On the morning of August 23, President Tsai Ing-wen met with a delegation of experts from the Hoover Institution at Stanford University and affiliates involved in its Project on Taiwan in the Indo-Pacific Region. In remarks, President Tsai said that the August 23 Artillery War of 1958 showed the world that no threat can or will shake the resolve of the Taiwanese people to defend our nation. The president called upon democratic partners to strengthen our alliances in order to jointly defend against interference by authoritarian states and protect regional peace and stability, and expressed hope that Taiwan and the US can deepen cooperation across all areas to create greater stability and prosperity for our peoples.
A translation of the president's remarks follows:
I welcome you all to Taiwan. Recently, a number of prominent US leaders have visited us. Now, a delegation from the Hoover Institution, led by Admiral James O. Ellis Jr. (Ret.), is also visiting Taiwan. Your traveling so far to be here at this critical moment is particularly meaningful.
The Hoover Institution is one of the most influential US public policy think tanks. Its research serves as an important reference in US government policymaking. It is also an authoritative source from which the international community draws its understanding of the situation across the Taiwan Strait. In particular, the Hoover Institution has focused on the threats posed by China as one of its core areas of research. Combined with the work of its Project on Taiwan in the Indo-Pacific Region and its Task Force on National Security, this has created a broader discussion of Taiwan-related issues, and has thereby raised recognition of and support for Taiwan. For this, I would like to extend my appreciation to the entire Hoover research team.

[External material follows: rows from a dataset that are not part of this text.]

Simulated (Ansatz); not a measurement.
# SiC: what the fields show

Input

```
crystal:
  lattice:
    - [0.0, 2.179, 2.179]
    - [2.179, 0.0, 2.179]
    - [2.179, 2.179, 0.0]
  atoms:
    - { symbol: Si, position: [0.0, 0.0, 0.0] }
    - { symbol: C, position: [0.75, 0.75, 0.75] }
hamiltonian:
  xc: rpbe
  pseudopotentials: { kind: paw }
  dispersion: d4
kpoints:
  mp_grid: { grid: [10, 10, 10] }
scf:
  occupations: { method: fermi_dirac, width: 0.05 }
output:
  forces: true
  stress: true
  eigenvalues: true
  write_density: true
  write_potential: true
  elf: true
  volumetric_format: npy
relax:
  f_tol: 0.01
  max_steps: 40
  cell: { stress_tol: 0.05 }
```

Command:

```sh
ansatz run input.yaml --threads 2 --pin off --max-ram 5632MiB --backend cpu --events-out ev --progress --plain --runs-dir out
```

Russia's invasion of Ukraine this year has highlighted the continuing expansion of authoritarianism. In standing up to fight for and defend their homeland, the people of Ukraine have been a great inspiration to the rest of the world. They have shown the necessity of safeguarding one's own freedom and democracy.
Sixty-four years ago, during the August 23 Artillery War of 1958, our soldiers and civilians operated in solidarity and safeguarded Taiwan, thanks to which we have the democratic Taiwan of today. That battle to protect our homeland showed the world that no threat of any kind can shake the Taiwanese people's resolve to defend their nation – not in the past, not now, and not in the future. We, too, will show the world that the people of Taiwan have both the resolve and the confidence to safeguard peace, security, freedom, and prosperity for ourselves.
Recently, China's military exercises in areas around Taiwan have posed significant threats to the status quo across the Taiwan Strait and throughout the region. Countries in the region and global democratic partners have expressed serious concern about China's actions. At the same time, these challenges have also reminded us that we democratic partners must strengthen our alliances to jointly defend against interference by authoritarian states and protect regional peace and stability.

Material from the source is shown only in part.